If ever there was a clue to the playful atmosphere of a house’s interior, it would be the tongue-in-cheek nomenclature of Gavin Houghton’s Tangier getaway: La Di Dar. With its signature stripes and patterns in a palette of emerald green, scarlet, and white, his dar (“home” in Arabic) is a mecca for those who appreciate bold pattern, saturated color, and a certain joie de vivre often missing in the muted, monochrome, tastefully modulated rooms that seem to multiply daily on Instagram. In Houghton’s own words, “International beige on beige is not for me”—or for any of the clients who enlist him as decorator.

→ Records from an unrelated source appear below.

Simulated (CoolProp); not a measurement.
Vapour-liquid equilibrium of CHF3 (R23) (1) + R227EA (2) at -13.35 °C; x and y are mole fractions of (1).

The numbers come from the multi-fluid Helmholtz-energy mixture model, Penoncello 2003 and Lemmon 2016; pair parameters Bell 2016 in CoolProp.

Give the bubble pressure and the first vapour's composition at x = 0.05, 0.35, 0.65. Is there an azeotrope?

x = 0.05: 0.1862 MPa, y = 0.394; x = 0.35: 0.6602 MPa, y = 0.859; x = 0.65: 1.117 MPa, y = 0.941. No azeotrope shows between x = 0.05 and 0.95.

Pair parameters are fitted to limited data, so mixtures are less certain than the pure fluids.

Houghton, who honed his classic-with-a-twist aesthetic as an editorial stylist, is now a favorite of creative clients like artist Annie Morris, Pink Floyd’s David Gilmour, and the writer Polly Samson. An effervescent multitasker, he also creates idiosyncratic pottery (reminiscent of Jean Cocteau or Pablo Picasso, it has gained quite a following) and watercolor paintings, working from a charming garden-shed studio in his London home, or, when in Tangier, an atelier-cum-bedroom that he added to an upper story of the house five years ago. Then there are the Tangier Painting Holidays, which he runs with longtime pal Joan Hecktermann, that attract pupils keen to draw and paint in extraordinary surroundings (Veere Grenney’s garden, for example).
Tangier has long been an unofficial clubhouse for roaming bohemians, a magnet for decorators, antiquarians, artists, writers, and aesthetes, so, naturally, when Houghton visited 20 years ago, he fit right in. The first house he rented with a group of friends had once been a base for Francis Bacon, who “left his brush strokes on a wall of the shed,” he recalls. Eventually, after numerous annual trips and with an ever-expanding local network of stylish friends, he casually asked a realtor to show him some houses. One of them, a four-story riad, brimmed with potential—especially for Houghton, who was just the right person to see past the somewhat seedy exterior. (“Up the steps, through a dark passageway, and past the sleeping heroin addict” were the directions issued on my first visit there.)
Anyone who has been enthralled by images of Houghton’s red-and-white-striped London stairwell is bound to enjoy the Tangier application of the designer’s signature style at La Di Dar. The rooms sing with dynamic pattern, and there’s as much attention lavished on outdoor spaces as the interiors. The courtyard on the upper floor of the four-story house provides a central living space, with doors to the kitchen on one side and the L-shaped sitting and dining room on the other. The floor is covered in zigzagging emerald-and-white Moroccan zellige tiles with green garden chairs to match; at lunch, guests might find the table dressed in jaunty red gingham or a blue ikat tablecloth teamed with green cabbage plates acquired at Casabarata, Tangier’s enormous home-goods flea market. Sunsets are best appreciated with gin and tonics on the top terrace, where Houghton added a long tiled banquette.
If you’re looking for more stripes, you’ll find them in the sitting room, where they adorn the ceiling and tiled fireplace, as well as a built-in sofa topped with piles of red-and-white cushions. Houghton has a knack for using simple fabrics—block prints, ikats, stripes—to modernize traditional pieces like the room’s Edwardian tufted sofa. Pieces of what he refers to as “brown furniture”—bought in London and shipped over in a container—unite his English roots with the exoticism of the Moorish architecture, adding a coziness that makes you want to linger by the hearth.
While Houghton admits that the original game plan was to find a “retirement base” with a more temperate climate than his home in London, it’s hard to imagine him abandoning any of his art and design projects any time soon. In fact, they are multiplying, with more painting holiday dates being added to the schedule, and a recently acquired house close to La Di Dar that he intends to tackle next. Far from retreating, Houghton is having a ball.